Human psychology is a part of everyday life, in everyday things and everyday activities. There are many psychological factors we get confronted with every day; triggered by interacting with fellows, family members, colleagues and most notably, yourself. The effects of these exchanges vary in intensity and result, and will effect each member of society very differently. Yet due to similar interest in parts of the population, and the vast pool of data available to us today, certain psychological similarities between individuals may be discerned, one of which I like to suggest as ‘Division Psychology’.
As a fellow participant in the Do Gaming League, I have felt the same pride and dismay many of you experienced during the first leg of DGL. More specifically, when playing as a team, or clan, those emotions are multiplied substantially. This isn’t hard to understand if you have ever felt the rush, or disappointment after participating in any team sport. Even though the things we experience after a match are important, they can hardly be compared to the effects contributing factors before game may have on the result.
The Battlefield 3 league is a good example to illustrate my hypothesis. With the seeding leg’s group structure being replaced by 4 divisions in the second leg, understanding the stances and potential of rival clans has become a rather complex task. The reason for this is almost wholly as a result of the 3rd division, made up of either new, and relatively unknown clans, or branches from already successful and established clans. Many of these teams are made up of veteran DGL players, or players that has proven themselves otherwise. When comparing these teams to the second division, you may suspect that it is easier to win matches in the second, than the third. However when turning attention to the premier division, it is relatively simple to see why the teams on the roster are, needless to say, the premier teams. Thus when comparing potential performance in the premier and first divisions, it results in a direct opposite as what can be expected from the divisions mentioned earlier. These factors affect the way clan management devise, and implement in and out game strategies, in an attempt to improve their chances of success.
Now you may wonder how thís applies to you, and how these factors affect your clan. Even though division psychology won’t consciously affect anyone, the effects of this may be felt at later stages, and can influence choices made by leaders, some of which may be important. Following is an example of the factors, and their eventual effect on results; Team A needs to schedule, and play a match against team B in week 1 of leg 1. The management of team A studies the statistics of team B and scouts skills, accomplishments and map patterns of the rival team. When a date is being chosen they discuss the effects the potential time and date may have; like how daily life affects someone on a Thursday at 21:00, compared to Sunday at 19:00, making Sunday the desirable ‘less stress’ option, not to mention the need to take player availability into account. When the time for the knife round comes, the management can either use the data they gathered on the rivals to their advantage in map eliminations, or take the gamble that they are simply better than the opposition on their preferred map. When the maps are chosen and the date set the management of Team A has enough information to plan the offensive. They discuss the chances they have of winning, and consider the consequences of either winning or losing. It is also normal for leadership in any sport to positively support their team, and ensure success, if they play at their best.
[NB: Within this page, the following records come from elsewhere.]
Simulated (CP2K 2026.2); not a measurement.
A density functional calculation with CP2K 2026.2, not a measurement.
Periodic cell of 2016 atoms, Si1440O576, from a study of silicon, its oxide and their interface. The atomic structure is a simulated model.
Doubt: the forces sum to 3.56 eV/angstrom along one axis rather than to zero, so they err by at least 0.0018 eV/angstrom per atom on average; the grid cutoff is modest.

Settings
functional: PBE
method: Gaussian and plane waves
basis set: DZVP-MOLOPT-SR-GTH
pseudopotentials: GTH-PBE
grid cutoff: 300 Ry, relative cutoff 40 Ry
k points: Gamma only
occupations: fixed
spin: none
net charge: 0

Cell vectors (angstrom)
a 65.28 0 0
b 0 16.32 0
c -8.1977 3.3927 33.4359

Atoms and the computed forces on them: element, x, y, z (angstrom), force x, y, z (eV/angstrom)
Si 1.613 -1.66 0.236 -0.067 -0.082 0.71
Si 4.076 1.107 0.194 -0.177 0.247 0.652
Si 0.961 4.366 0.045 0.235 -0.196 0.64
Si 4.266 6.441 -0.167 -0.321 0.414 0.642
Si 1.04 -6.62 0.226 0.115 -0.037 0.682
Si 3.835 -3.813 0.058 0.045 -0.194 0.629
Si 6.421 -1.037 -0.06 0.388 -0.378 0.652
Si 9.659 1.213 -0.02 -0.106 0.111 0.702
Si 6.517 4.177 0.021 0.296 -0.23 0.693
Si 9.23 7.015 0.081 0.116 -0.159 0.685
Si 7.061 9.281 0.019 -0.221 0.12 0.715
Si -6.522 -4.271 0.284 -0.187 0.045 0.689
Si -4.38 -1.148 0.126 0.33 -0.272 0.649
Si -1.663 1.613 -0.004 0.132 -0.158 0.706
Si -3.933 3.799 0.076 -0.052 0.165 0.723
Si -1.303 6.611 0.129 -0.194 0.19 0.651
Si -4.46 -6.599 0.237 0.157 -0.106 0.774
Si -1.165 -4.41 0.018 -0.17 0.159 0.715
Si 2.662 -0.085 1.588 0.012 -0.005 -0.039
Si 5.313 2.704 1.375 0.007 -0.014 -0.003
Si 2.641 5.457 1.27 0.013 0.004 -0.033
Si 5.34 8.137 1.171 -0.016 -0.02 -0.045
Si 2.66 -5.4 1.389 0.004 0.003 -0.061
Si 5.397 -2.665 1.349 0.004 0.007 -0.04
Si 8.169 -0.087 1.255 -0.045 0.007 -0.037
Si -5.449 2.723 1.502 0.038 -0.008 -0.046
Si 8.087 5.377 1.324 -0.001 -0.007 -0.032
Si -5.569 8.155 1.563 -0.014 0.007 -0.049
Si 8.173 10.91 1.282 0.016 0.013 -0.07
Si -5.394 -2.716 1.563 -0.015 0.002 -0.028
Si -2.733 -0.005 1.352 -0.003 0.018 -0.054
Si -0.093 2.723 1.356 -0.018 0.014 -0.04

The management of team A follows this pattern and their members are told to give their best no matter what the case, and if the odds are in their favor they will have their first win. Even though the players in team A may be indifferent to the possibilities, the management knows the odds (good or bad), and even if they don’t discuss losing, they know it’s always a possibility. On match day Team B wins the first round by a rather large ticket count, but wins the second round by a much smaller ticket count, indicating either team A improved game-play, or team B relaxed due to their success in the first round. Team B is satisfied with their win, believing team A did better against them in the second round because they got relaxed, and continue to play for fun for some time. Team A, on the other hand is disappointed, and believes they did better the second round due to teamwork or game play improvements. They log out after the match, and meet again the following day, saying it was an unfortunate loss, but good experience, and that they will definitely do better in the next match.
In week 5 team A has won 3 games and lost 2, whereas Team B has won all their games so far. Team A is debating the feasibility of continuing in the tournament, whereas team B already has their eyes on first place, with only two average teams between them and victory.
In week 7 team A decides to continue in the second leg after an unexpected win, striving towards top rank in the second division of leg 2, and team B faces their last opponent. Even though Team B’s opponents map of choice correspond with that of team B, they believe their previous successes on this map is enough reason to choose it. The management of team B quickly analyses their competition, and agree that even though the other team also has a full record of wins, they (team B) still has a better chance of winning. They communicate the need to give their best to their players, and remind them of the advance if they win. As motivation they mention team B’s ability to beat the rival team just before the game, and in all cases things are looking like they should. The game results in a close loss for team B and their opponents end up advancing to the premier division. Team B is devastated by their loss, and disbands shortly afterwards. Their senior members end up joining various premier clans as junior players and reserves for leg 2.
To conclude, we see that many psychological elements come to play before and after a match, some of which adversely affect players during the actual match, and so the resulting score and fate of the clan in question. To further complicate things, the results of each match contributes to the already saturated amount of elements, making it increasingly difficult to have a clear perspective of home clan standing in comparison to potential competition. These factors then explain the challenge we face every week of devising a accurate strategy in-game, not to mention out-game, making it ever more important to understand division psychology.
The first leg was a good learning ground for everyone, both in-game and out, the lessons of which I hope will be applied in the following leg. I for one learned a great deal during the past few months, and have been through what I discussed. I think it’s important for clan leaders to understand that this is a sport, and so there is some theory to take into account before rushing in. Thus this article is not intended to define ‘division psychology’, or to limit the ‘science’ thereof, but rather to suggest what it may become in the next season of gaming, and aspire you to look at your clan’s stance from an outside perspective.
Good luck in the next leg of DGL, and may the odds be ever in your favor.